The US Federal Reserve is likely to deliver a series of interest rate cuts next year, as financial conditions have eased, according to Goldman Sachs.

In its latest briefing, the investment banking firm said its economists now forecast the Federal Open Market Committee (FOMC) will impose three consecutive 25-basis-point reductions in March, May and June.

These are to be followed by quarterly cuts until the benchmark overnight borrowing rates reach a targeted range between 3.25% and 3.5%, which is 25 basis points lower than previously forecast.
Easing inflation

At the conclusion of its meeting on Wednesday, the FOMC decided to keep the federal funds rate steady at 5.25 to 5.5% amid easing inflation rate.
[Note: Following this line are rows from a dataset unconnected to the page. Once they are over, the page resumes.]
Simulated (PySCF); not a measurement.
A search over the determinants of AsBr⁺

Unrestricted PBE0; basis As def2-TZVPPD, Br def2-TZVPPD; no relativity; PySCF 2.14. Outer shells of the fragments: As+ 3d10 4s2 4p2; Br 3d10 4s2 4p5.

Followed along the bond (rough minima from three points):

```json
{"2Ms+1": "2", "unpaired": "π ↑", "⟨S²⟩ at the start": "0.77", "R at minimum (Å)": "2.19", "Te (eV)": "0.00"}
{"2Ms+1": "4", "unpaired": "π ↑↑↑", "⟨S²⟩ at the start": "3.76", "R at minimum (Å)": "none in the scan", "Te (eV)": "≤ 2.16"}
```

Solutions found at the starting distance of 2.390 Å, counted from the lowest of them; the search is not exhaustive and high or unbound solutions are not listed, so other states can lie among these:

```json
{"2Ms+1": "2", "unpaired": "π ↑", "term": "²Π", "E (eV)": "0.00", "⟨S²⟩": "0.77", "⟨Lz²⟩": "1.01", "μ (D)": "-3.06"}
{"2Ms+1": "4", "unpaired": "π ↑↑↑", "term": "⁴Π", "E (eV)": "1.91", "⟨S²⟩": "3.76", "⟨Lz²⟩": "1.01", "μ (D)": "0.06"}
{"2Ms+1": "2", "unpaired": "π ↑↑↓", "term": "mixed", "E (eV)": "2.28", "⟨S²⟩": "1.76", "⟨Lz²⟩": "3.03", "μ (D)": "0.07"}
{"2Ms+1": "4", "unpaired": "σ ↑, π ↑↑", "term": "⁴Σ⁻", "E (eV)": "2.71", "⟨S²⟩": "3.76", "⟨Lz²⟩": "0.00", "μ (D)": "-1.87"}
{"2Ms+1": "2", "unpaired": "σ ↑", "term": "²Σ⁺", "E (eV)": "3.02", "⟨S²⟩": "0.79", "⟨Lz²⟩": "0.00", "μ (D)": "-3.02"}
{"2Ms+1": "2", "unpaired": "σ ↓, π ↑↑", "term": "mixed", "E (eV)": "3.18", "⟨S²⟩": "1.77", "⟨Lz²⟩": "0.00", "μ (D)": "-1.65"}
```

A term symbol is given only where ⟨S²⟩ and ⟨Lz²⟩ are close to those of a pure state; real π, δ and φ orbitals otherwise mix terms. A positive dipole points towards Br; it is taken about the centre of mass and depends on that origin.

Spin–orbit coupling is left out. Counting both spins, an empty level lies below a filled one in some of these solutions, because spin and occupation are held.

“Financial conditions eased further after the policy decision,” Goldman Sachs’ briefing noted.
“The large easing trend since October will prove durable now that the lower inflation path makes substantial rate cuts more likely next year.”

With the inflation easing, Goldman Sachs economists also bumped up their estimate for the Q4 2024 US GDP growth by 0.2 percentage points to 2%, up from 1.8%. That’s above the FOMC’s 1.4% forecast.

In a statement issued on Wednesday, the FOMC said that inflation has eased over the past year, although it remains elevated.

Inflation further eased to 3.1% in November, compared with 8% when the FOMC started increasing the rates in 2022.

While there are positive indicators, the Fed noted that it remains “highly attentive to inflation risks.”
“Job gains have moderated since earlier in the year but remain strong, and the unemployment rate has remained low,” the FOMC said.

“The US banking system is sound and resilient. Tighter financial and credit conditions for households and businesses are likely to weigh on economic activity, hiring and inflation. The extent of these effects remains uncertain.”